The moment in the play where Oedipus’ credentials as tyrannos come most clearly to light, perhaps, is in the aftermath of his discovery of the terrible truth about himself, when the chorus comes to know him as tyrannos – someone they describe as a man of violence and pride’ (line 880). The chorus, previously supportive and even in awe of Oedipus, reaches this judgment on the basis that much that is new (to their ears) has just been revealed about him. That he had come to Thebes with blood on his hands; that he had killed at least one man of some importance; that his response is to say – with apparent pride: ‘I killed the whole lot of them’. Oedipus has revealed himself as having some of the characteristic hallmarks of a tyrannos: the citizens of mythical Thebes react negatively to these, just as the citizens of democratic Athens will doubtless have done too.

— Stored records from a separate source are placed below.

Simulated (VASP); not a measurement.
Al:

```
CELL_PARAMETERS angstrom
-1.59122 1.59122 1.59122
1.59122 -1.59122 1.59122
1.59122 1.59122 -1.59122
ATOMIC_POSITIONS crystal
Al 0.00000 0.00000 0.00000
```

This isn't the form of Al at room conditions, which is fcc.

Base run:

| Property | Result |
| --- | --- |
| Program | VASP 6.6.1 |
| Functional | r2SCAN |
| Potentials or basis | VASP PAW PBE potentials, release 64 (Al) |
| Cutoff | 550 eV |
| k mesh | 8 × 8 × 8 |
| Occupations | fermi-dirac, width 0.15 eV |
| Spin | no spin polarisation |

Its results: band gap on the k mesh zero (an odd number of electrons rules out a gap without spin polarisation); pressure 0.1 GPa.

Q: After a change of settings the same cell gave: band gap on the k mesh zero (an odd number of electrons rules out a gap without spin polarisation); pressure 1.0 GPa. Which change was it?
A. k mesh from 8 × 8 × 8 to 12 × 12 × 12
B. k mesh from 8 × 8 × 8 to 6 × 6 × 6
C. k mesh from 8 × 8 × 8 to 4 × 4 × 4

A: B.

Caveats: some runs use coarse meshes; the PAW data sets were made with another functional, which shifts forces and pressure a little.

Knox notes, however, that there are plenty of good reasons for the chorus (and the audience) not to cast Oedipus as tyrannos: Oedipus doesn’t outrage his city’s women; he doesn’t break any ancestral laws; he doesn’t plunder from his people; he doesn’t distrust what is good and delight in what is bad; and he doesn’t live in fear of others around him. And, as already noted, he has a ‘democratic temper’! How, then, is this apparent contradiction to be resolved?

For some fifth century Athenians, it was possible to speak of the city of Athens itself as a tyranny. Pericles, as reported by Thucydides, gives voice to this very idea in his funeral speech: ‘we are called a democracy, but you call tyrannis to mind’. Other fifth century authors use this same language.

For Knox, this is the key to understanding the tensions within Oedipus’ own character in the play: he is just like Athens, a citizen body and political state in which elements of both democracy and tyranny – and the perception of each – co-exist.

Knox sees Sophocles, then, as writing ‘not historical but contemporary drama’. He points to the overlaps between (mythical) Thebes and (Sophocles’ contemporary) Athens in the play: common to both cities are their use of ships and their use of nautical language, common to both is the experience of plague, and there are important resemblances too between Oedipus and the figure of Pericles, the great Athenian leader.

But further than this, Knox suggests, the character of Oedipus and the character of Athens (in terms of its self-identity as a city) can be viewed as in essential harmony: ‘the character of Oedipus’, he writes, ‘is the character of the Athenian people’. A long list of parallels is enumerated: both Oedipus and Athens are busy and courageous (and pride themselves on both qualities); both take pride also in their powers of speedy decision making and their intelligence, their impatience and their confidence in discussion as a preparation for action. Both also have a keen nose for plots and conspiracies, for acting with confidence as good amateurs who can snuff out the pretensions and mistakes of ‘professionals’. Both are also capable of serious anger.

Knox fleshes out these parallels with reference to the writing of a range of fifth century Athenian authors. More specifically, he suggests that our literary portrayals of a range of leading Athenian citizens – Pericles, Cleon, Themistocles – also invite comparison with Sophocles’ Oedipus.

The final part of Knox’s argument that the play as a whole is an exemplification of Athenian values concerns the legal/legalistic investigation that Oedipus conducts as he interviews those around him in search of the cause of his city’s pollution. Athens, Knox observes, loved its legal institutions, traditions and arguments. In the perspective of some outsiders, Athens was a ‘city of lawcourts’. He goes on to enumerate a range of parallels between Athenian legal processes and those we see in Oedipus (the behaviour of boards of judges, Tiresias’ assertion of his right to a defence speech, Oedipus’ forensic tone, various procedural similarities, the treatment of witnesses etc.). There are indeed many parallels.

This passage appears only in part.